House Republicans’ decision to schedule a Thursday vote on a bill that reforms and replaces the Affordable Care Act suggests they are now willing to roll the dice even though the final outcome is far from certain.
Tonight’s decision comes after the party has spent weeks tweaking the bill to attract wavering members. Combine the risk involved with the level of public sausage-making and a simple question arises: Why?
After all, it’s clear that threading the needle between the House Freedom Caucus on the ideological right and the Tuesday Group in the center is a perilous proposition. Republicans have already swung and missed twice. Even with the current momentum behind Michigan Rep. Fred Upton’s amendment to fund state-based high-risk pools as a fix for the decision to waive the federal mandate on covering people with pre-existing conditions, it’s going to be a very, very close vote — if there is a vote at all.

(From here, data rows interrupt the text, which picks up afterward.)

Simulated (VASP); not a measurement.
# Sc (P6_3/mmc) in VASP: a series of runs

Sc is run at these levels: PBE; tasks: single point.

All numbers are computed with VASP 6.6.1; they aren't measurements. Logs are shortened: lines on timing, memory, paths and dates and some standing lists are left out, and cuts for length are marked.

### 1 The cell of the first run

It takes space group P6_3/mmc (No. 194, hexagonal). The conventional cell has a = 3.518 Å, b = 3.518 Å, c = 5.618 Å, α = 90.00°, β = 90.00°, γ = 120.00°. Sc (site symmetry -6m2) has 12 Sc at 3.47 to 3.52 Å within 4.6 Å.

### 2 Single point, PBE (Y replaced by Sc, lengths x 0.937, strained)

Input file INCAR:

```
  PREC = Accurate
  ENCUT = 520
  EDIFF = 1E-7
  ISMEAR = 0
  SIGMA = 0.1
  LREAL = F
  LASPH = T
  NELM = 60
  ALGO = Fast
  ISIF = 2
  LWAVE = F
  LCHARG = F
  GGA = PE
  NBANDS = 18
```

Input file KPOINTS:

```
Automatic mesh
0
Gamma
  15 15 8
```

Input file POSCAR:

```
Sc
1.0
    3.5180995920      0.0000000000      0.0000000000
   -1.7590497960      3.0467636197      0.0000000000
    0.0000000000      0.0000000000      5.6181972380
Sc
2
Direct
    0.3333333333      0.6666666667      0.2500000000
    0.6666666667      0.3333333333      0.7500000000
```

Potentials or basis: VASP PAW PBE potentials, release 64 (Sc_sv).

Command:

So, again, why? Especially since the bill may never go anywhere in the Senate or be amended beyond belief. Those two possibilities make Democrats convinced that the worst thing House Republicans can do is vote on this health care bill. (Democrats believe a vote is the best thing for their own political fortunes.) They liken it to their own disastrous decision in 2009 to vote on a cap and trade bill that quickly died in the Senate and was subsequently used against Democratic members in swing districts to cast them as extreme liberals beholden to the national party, not their constituents.
I’ve talked to a handful of Republican members and senior campaign staffers about just that question. While they recognize voting on a bill with an uncertain legislative future is a risk, they think the bigger risk is not passing anything at all. There are two main reasons behind that thinking:
1. Repealing and replacing Obamacare — which is not exactly what they will be doing, but whatever — was the issue Republicans built their entire message around over the last 7+ years. The promise they made to their base was that if they were voted into power, the bill would be gone. It’s on the back of that message that they won control of the House in 2010 and the Senate in 2014. It played a major role in pushing Trump over the top against Hillary Clinton too.
Given the centrality of health care to everything Republicans have talked about over the last seven years, to simply throw up their hands and give up is unthinkable. GOP strategists believe deeply that to walk away from health care would cause a revolt — or at least a major enthusiasm dip — within their base. And, with the Democratic base fired up beyond belief to send a message to Trump, the 2018 midterms could be a total disaster.
2. The country is looking to Republicans to show they can actually govern. Not just protest the policies of the Obama Administration, but actually govern. At the moment — and it is, granted, quite early — the scorecard doesn’t look very good. Tax reform is a long process that has only just begun. Building Trump’s much-promised border wall will be a long and arduous process — if it happens at all.
Republican members of Congress need something tangible to take to their constituents come August recess. They need to be able to point to a major piece of legislation that they promised they would deliver and show that they made good on their end of the bargain. (Obviously this argument gets complicated if the Senate either doesn’t act on a House-passed measure or amends it heavily.) Health care, which is of critical importance to the Republican base (see above), would have that effect, they believe.
That’s why Republicans are pushing all their chips into the middle on this. The only other option is to go bust.